Conservation Project: King Menkaura

Carved from one block of Egyptian alabaster, the seated statue of Menkaura (Mycerinus) was recovered in 1907 by the Harvard University-Boston Museum of Fine Arts Expedition in the ruins of the king’s temple at the base of his pyramid, the third and smallest at Giza. The statue had been broken apart in antiquity and the pieces scattered about the site. Fragments from the torso and throne base were found in January 1907. Two months later, the full head, in nearly perfect condition, was excavated from what proved to be a robber’s trench.

When the fragments arrived at the Museum in 1909, the first installation omitted the torso. Since then, the sculpture has undergone various stages of restoration. In 1911, additional torso pieces were added, and an abstract restoration of the missing torso elements was attempted. In 1925, the artist for the expedition, Joseph Lindon Smith, connected the head, chest, and throne base. The full restoration that visitors see today was completed in 1935 by Smith, assisted by SMFA student Charles Muskavitch, and executed in the second floor Gardiner Martin Lane Gallery (gallery 207), where the sculpture remained on exhibit until early November 2010.

The effort to prepare the statue for its relocation to a new gallery on the first floor took more than two years. The object required sophisticated examination and stabilization, a process which involved conservators, conservation engineers, designers, curators, facilities staff, architects, as well as outside consultants.

Since no documentation was available on methods and materials used during the previous reconstruction, a company specializing in industrial testing was employed to conduct Gamma radiography to visualize the interior of the sculpture and the extent of modern materials. Studies revealed that the large and heavy original stone fragments were not securely joined by pinning. Losses had been filled with an agglomerate of plaster, metal tubes, and other materials. The base of the throne consisted of solid brickwork built on top of a cement base. Past reconstruction efforts could not have anticipated that relocation would ever be necessary, and the result was a complex, three-dimensional patchwork of ancient and modern materials. The eight-foot-tall sculpture is therefore not only fragile but also extremely heavy, with an estimated weight of more than 4,000 pounds.
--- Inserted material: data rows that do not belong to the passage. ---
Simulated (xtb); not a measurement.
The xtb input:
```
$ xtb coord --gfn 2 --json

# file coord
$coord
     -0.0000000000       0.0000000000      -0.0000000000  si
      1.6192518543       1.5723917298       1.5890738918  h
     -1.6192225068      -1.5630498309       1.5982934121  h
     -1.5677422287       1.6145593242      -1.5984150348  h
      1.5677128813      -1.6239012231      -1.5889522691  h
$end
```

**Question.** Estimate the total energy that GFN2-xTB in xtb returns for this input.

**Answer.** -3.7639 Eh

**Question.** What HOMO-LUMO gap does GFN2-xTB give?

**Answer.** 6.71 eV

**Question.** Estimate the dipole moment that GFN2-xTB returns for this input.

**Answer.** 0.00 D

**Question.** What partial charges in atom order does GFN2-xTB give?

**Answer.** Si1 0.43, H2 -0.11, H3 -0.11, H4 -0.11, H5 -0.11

Relocation and the associated exposure to vibrations seemed to pose insurmountable problems. However, with assistance from an engineering company, a mechanical support and moving apparatus was developed which encompassed stainless steel braces set into the brick throne, numerous threaded rods to tie parts of the modern reconstruction together, as well as a steel base. Once the sculpture was stabilized, screw jacks allowed slow lifting from the gallery floor and insertion of the custom-made palette to which temporary outriggers and wheels were attached.

Taking into consideration elevator weight limits and the dimensions of door openings, staff members carefully moved the colossal statue through the Museum over the course of an entire day. With about an inch to spare above the head, the sculpture was rolled through the Shapiro Family Courtyard’s glass doors and into its new home in the Egyptian Old Kingdom gallery (gallery 108).